GAP puts a linebreak between the bytes forming the UTF-8 character . In particular, if this happens inside the output in a .tst file, the file is not a valid UTF-8 file anymore.

Expected behaviour

The linebreak is inserted before or after the UTF-8 character.

I expect that this is a known bug, but I could not find an open issue for this.

Copy and paste GAP banner (to tell us about your setup)

 ┌───────┐   GAP 4.13dev built on 2023-12-15 03:25:31+0100
 │  GAP  │   https://www.gap-system.org
 └───────┘   Architecture: x86_64-pc-linux-gnu-default64-kv9
 Configuration:  gmp 6.2.1, GASMAN, readline
 Loading the library and packages ...
 Packages:   AClib 1.3.2, Alnuth 3.2.1, AtlasRep 2.1.7, AutPGrp 1.11, Browse 1.8.21, CaratInterface 2.3.5, CRISP 1.4.6, Cryst 4.1.26, CrystCat 1.1.10, CTblLib 1.3.6, curlInterface 2.3.2, FactInt 1.6.3, FGA 1.5.0, Forms 1.2.9, 
             GAPDoc 1.6.6, genss 1.6.8, IO 4.8.2, IRREDSOL 1.4.4, LAGUNA 3.9.6, orb 4.9.0, Polenta 1.3.10, Polycyclic 2.16, PrimGrp 3.4.4, RadiRoot 2.9, recog 1.4.2, ResClasses 4.7.3, SmallGrp 1.5.3, Sophus 1.27, SpinSym 1.5.2, 
             StandardFF 1.0, TomLib 1.2.9, TransGrp 3.6.5, utils 0.84
 Try '??help' for help. See also '?copyright', '?cite' and '?authors'

zickgraf avatar Dec 15 '23 13:12 zickgraf

Technically, I don't think GAP promises to use UTF-8 -- someone could be using Latin-1 for example.

So, there are various things to decide -- do we want to changing printing based on terminal config, or just decide nowadays everyone wants UTF-8?
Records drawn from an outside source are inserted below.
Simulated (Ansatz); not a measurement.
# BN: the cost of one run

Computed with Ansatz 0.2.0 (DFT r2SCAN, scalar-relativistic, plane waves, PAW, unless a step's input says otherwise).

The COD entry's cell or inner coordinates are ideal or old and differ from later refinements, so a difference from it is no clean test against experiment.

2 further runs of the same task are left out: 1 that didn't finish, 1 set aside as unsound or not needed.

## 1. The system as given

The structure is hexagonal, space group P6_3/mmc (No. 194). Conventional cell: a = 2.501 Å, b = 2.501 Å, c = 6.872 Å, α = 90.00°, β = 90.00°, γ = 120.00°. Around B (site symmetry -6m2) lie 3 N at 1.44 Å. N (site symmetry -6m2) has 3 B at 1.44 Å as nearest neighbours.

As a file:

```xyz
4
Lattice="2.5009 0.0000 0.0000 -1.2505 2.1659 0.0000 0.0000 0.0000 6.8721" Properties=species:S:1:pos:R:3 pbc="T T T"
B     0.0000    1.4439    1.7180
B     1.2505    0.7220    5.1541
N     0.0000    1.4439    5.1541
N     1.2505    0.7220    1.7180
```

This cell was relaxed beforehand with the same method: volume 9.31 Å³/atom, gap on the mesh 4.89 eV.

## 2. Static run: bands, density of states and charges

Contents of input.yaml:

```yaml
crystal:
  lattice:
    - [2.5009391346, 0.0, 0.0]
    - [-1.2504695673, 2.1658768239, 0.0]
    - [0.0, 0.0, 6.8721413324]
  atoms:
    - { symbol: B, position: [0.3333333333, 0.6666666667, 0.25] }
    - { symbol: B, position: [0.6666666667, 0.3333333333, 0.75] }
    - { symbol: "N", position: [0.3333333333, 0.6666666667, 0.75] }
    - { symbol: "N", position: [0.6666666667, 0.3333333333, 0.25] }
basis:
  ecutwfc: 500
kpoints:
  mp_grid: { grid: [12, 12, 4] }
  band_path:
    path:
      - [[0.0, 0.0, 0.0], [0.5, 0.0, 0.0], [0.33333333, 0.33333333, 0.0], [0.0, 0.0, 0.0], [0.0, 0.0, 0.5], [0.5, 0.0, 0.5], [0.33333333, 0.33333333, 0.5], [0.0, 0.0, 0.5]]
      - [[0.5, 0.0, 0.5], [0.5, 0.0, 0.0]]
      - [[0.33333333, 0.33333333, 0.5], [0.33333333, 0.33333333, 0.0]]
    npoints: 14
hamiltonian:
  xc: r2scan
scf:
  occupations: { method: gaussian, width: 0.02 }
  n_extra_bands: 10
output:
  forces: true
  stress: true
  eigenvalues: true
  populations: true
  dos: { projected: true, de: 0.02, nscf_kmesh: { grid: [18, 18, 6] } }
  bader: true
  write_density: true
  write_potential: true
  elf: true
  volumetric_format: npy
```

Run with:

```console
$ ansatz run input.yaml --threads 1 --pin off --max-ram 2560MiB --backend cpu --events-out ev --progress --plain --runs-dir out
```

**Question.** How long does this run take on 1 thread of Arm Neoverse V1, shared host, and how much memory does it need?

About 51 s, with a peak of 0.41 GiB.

ChrisJefferson avatar Dec 17 '23 03:12 ChrisJefferson

Just some ideas: Maybe an efficient solution could be to not insert linebreaks at all if a string contains any characters outside of the range of printable ASCII characters. Or a partial solution could maybe restrict linebreaks to be inserted only between printable ASCII characters. But maybe that would lead to too many inconsistencies :/

zickgraf avatar Dec 18 '23 09:12 zickgraf

This has reminded me of a PR I never got around to finishing (I've just looked at resurrecting it, will need some poking):

https://github.com/gap-system/gap/pull/5140

This disables GAP's linebreaks entirely (the reason this is a bit less trivial than you might think is GAP combines line breaks with indendation -- personal I never want GAP to line break, but always want it to indent). I'm going to work on polishing it up over the next few days, then we can see if it would solve this problem, and maybe write some docs for it.

ChrisJefferson avatar Dec 18 '23 10:12 ChrisJefferson

Ah, I wasn't aware of that PR. I like the idea very much, this would also solve other issues I have.

zickgraf avatar Dec 19 '23 19:12 zickgraf

I have now updated #5140 , so it applies to master and has some basic documentation. You should be able to run SetPrintFormattingStatus("*stdout*", rec(linewrap := false, indent := true));, which should stop UTF-8 characters getting chopped, and in general stop GAP terminal wrapping (instead letting your terminal do it's normal thing).

I'd be interested if this seems to handle UTF-8 well, or if there is some unexpected issues

ChrisJefferson avatar Jan 11 '24 08:01 ChrisJefferson

Very nice, thanks a lot! I just tried out the PR: In a terminal I do not see problems with UTF-8 characters anymore :-) In a tst file, I don't think I can currently affect the formatting of the output stream (which I think is an OutputTextString), right? But I guess we could possibly introduce a new option for Test which sets the formatting once #5140 is merged? In any case, I think #5140 is a huge improvement! I will use it for my local GAP build and will report if anything weird shows up.

zickgraf avatar Jan 11 '24 13:01 zickgraf